1

I want to deploy Spark Job Server (in a Docker container) on a different host to the Spark Master. However the server_start.sh script seems to assume that it is being run on the same machine as the Spark Master. E.g.:

if [ -z "$SPARK_CONF_DIR" ]; then
  SPARK_CONF_DIR=$SPARK_HOME/conf
fi

# Pull in other env vars in spark config, such as MESOS_NATIVE_LIBRARY
. $SPARK_CONF_DIR/spark-env.sh

Under the Architecture section it says:

The job server is intended to be run as one or more independent processes, separate from the Spark cluster (though it very well may be colocated with say the Master).

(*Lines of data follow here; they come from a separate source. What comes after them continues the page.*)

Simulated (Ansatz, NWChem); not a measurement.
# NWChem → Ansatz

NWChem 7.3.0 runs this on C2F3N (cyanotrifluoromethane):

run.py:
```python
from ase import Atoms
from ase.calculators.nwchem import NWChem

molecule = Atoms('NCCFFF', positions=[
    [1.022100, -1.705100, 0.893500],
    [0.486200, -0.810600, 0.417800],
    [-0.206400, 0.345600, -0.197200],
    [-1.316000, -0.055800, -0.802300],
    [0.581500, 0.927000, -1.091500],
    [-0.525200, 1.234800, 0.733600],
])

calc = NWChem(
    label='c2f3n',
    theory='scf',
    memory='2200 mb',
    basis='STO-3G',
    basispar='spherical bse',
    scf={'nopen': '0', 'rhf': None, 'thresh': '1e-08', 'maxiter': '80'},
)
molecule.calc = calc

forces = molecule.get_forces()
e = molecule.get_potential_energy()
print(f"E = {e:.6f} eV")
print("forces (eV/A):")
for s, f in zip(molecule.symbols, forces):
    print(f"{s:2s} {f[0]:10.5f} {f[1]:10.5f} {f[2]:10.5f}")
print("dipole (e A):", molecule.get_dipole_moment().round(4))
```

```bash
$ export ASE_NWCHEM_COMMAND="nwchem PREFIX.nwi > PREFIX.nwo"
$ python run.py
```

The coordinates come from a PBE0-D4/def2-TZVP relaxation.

Does anyone know how the server_start.sh script can be made to work as-is with a Spark Master hosted on a different machine to Spark Job Server?

snark
  • 2,462
  • 3
  • 32
  • 63
  • See this: http://stackoverflow.com/questions/30022086/is-it-always-the-case-that-driver-must-be-on-a-master-node-yes-no-apache-spa/30023864 – Alister Lee May 27 '15 at 12:08
  • Thanks @Alister Lee. That reinforces the idea that Spark Job Server could _in theory_ be made to run apart from the Spark Master's node but it doesn't tell me whether Job Server's `server_start.sh` script will work in that situation. At the moment it looks like I'll have to install spark on the same machine as Spark Job Server if only so the latter can have Spark's jars on its classpath. – snark May 27 '15 at 12:56
  • Those start scripts are intended to start the master and worker applications on the hardware nodes that should fill those roles. The job server runs spark-submit and it takes the URL of the (running) master. Starting the master and submitting a job are decoupled. – Alister Lee May 27 '15 at 23:49
  • Sorry, I think we're talking cross purposes. I'm assuming the Spark Cluster is already started and I'm not trying to touch that at all. The server_start.sh script I'm referring to is for Spark Job Server, not for Spark itself. It's just that the server_start.sh script seems to require Spark to be installed on the same machine as Job Server, even if that is not the same instance of Spark which you ultimately want to submit jobs to via Job Server's REST API. – snark May 29 '15 at 10:33
  • You linked to it, but I did not read it.. sorry have no knowledge of Job Server. Apologies! – Alister Lee May 31 '15 at 00:46
  • Perhaps raise an issue or question in the wiki for the maintainer in github? – Alister Lee May 31 '15 at 00:46
  • The short answer was that I was able to get Spark Job Server deployed on a different host to the Spark Master and have the former successfully submit jobs to the latter. However I had to install a built copy of Spark in the docker container for Job Server's server_start.sh script to work. I also had to modify the script in other ways, such as to allow the URI of the Spark Master to be passed in and edited into Job Server's local.conf file. I don't know why Spark Job Server doesn't include the relevant Spark libraries in the fat jar it makes when you run `sbt job-server/assembly`. – snark Jun 03 '15 at 09:54
  • For information, i had the same issue when trying to deploy for production, i also encountered hadoop related issues (the configuration for information about the cluster didnt exist on the vanilla jobserver) - i started going through and configuring hadoop on that vanilla box, but it became too much of a cost overhead, and seeing as master is running at low CPU, i eventually deployed on jobserver on the master. – andrew.butkus Feb 01 '16 at 10:57

2 Answers2

1

You can set master URL in your local.conf. See here for a sample https://github.com/spark-jobserver/spark-jobserver/blob/master/job-server/config/local.conf.template#L7

You need to replace "local[4]" with "spark://master-node:7077"

noorul
  • 1,283
  • 1
  • 8
  • 18
0

In addition to noorul's answer, I would like to add that you can also use "yarn-client", or whatever you want. In this case, though, take into account that you need to set HADOOP_CONF_DIR or YARN_CONF_DIR. You can find more information here. You will then have to take care of the user executing the job-server as well, so that she will be able to write to HDFS - if using Yarn, for example.

Markon
  • 4,480
  • 1
  • 27
  • 39